Teaching has resumed at the Kenyan university where 148 students died in a gun attack last April but only a few students have turned up for its reopening.
Security has been tightened at Garissa University College nine months after the attack by militant Islamist group al-Shabab.
Staff reported to work last week to get the campus in north-east Kenya ready.
Last year’s attack was the deadliest so far by the Somali-based group in Kenya.
The campus has been closed since the attack and at the time some 650 students were offered places at a sister campus in Eldoret, western Kenya, to continue their studies.
They were not expected to return to Garissa but the authorities are hoping to attract a new cohort of students by the start of the academic year in September.
Only about a dozen students arrived and attended a business management class, including Shamsi Abdi Barre.
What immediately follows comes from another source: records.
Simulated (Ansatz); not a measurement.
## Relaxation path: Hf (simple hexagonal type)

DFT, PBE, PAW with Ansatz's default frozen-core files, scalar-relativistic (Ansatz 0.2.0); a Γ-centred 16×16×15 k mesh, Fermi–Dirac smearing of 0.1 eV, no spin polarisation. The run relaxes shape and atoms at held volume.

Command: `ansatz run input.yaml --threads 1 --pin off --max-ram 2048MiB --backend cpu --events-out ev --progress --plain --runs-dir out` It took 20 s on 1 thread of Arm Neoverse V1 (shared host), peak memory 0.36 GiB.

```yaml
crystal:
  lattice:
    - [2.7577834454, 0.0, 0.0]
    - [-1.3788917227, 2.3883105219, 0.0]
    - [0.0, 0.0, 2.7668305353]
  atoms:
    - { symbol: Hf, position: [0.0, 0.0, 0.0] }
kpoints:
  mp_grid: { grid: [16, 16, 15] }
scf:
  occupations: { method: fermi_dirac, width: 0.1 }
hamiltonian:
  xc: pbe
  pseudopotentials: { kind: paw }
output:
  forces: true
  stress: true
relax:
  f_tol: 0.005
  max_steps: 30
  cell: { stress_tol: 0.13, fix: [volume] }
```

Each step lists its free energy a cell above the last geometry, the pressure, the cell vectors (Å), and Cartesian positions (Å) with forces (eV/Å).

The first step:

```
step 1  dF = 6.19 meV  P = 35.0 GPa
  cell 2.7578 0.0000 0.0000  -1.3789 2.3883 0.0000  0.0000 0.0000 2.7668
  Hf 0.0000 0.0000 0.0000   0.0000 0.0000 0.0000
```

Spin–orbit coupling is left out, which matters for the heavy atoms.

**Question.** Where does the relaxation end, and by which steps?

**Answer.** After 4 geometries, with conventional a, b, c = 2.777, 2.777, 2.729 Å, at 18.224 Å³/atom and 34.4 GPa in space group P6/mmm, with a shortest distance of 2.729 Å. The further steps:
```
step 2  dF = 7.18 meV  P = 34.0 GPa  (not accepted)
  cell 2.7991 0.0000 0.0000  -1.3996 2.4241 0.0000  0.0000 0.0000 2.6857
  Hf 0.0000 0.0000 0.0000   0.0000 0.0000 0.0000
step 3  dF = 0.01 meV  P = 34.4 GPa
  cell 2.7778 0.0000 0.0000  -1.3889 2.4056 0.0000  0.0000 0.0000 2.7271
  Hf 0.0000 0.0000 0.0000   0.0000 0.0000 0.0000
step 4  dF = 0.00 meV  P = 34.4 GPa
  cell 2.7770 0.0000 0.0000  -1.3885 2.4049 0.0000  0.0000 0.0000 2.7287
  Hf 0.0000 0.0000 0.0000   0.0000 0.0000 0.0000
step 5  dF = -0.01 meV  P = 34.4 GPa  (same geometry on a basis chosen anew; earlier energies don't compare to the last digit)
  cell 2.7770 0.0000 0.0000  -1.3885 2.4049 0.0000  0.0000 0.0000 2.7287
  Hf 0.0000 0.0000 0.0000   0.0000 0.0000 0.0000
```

She told the BBC that though she is happy the university has reopened, she has “a lot of memories of lost friends [and] the environment gives me a lot of flashbacks”.
The BBC’s Angela Ngendo in Garissa says that those who turned up were third-year students who worked in the local area.
They told her they wanted to complete their classes so they could graduate.
Student Lovender Moseti has decided not to go back.
She told the AP news agency that she did not want to “remember everything that happened” and said she “would not be comfortable” returning despite the strengthened security.
Al-Shabab has launched several attacks on Kenya, saying they are in revenge for Kenya’s decision to send troops to Somalia, where they are helping government forces against the al-Qaeda affiliated group.